Tokyo-born Tadashi Tanaka(田中唯士)was in his early 20s, having graduated with a degree in telecommunications engineering and then teaching computer science when he made the quick switch into music from 1971. He participated in the Poland Music Festival as a composer and then after traveling the world for a while, Tanaka became an editor at a music magazine, before going to the United States as a foreign correspondent for the Yamaha Music Foundation in 1975. He got into the emerging punk music scene through venues such as CBGB in New York City and when he returned to Japan, he launched his own punk movement through the Tokyo Rockers project which promoted punk and New Wave.

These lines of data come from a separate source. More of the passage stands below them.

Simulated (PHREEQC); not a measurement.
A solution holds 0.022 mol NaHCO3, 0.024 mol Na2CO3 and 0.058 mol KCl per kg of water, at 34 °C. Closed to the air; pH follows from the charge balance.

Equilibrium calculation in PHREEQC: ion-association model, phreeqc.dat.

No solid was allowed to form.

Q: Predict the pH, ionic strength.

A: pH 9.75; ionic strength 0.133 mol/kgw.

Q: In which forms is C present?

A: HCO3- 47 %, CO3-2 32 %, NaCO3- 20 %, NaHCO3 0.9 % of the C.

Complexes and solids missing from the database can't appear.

Tanaka himself would get behind the microphone in 1981 with an album "Mato"(魔都...Bad Metropolis) and a single "Saku Saku" (Crunchy) under his stage name of S-KEN. It's a boppy New Wave number with an arrangement including flying saxophone that reminded me of some of those tunes that I heard in the late 70s and early 80s as a teenager. There's a bit of a flair also reminiscent of The Tubes. Meanwhile, S-KEN's slightly restrained devil-may-care vocals have me thinking of a milder Plastics or a slightly less croon-y Hiroshi Tachi(舘ひろし)in his early rock-n'-roll mode.
I haven't gotten into all of Tanaka's history but it looks like he has definitely lived the life a lot of music men would envy. If I do another S-KEN article or even a new one in one of his other projects, I'll have to relay some more information.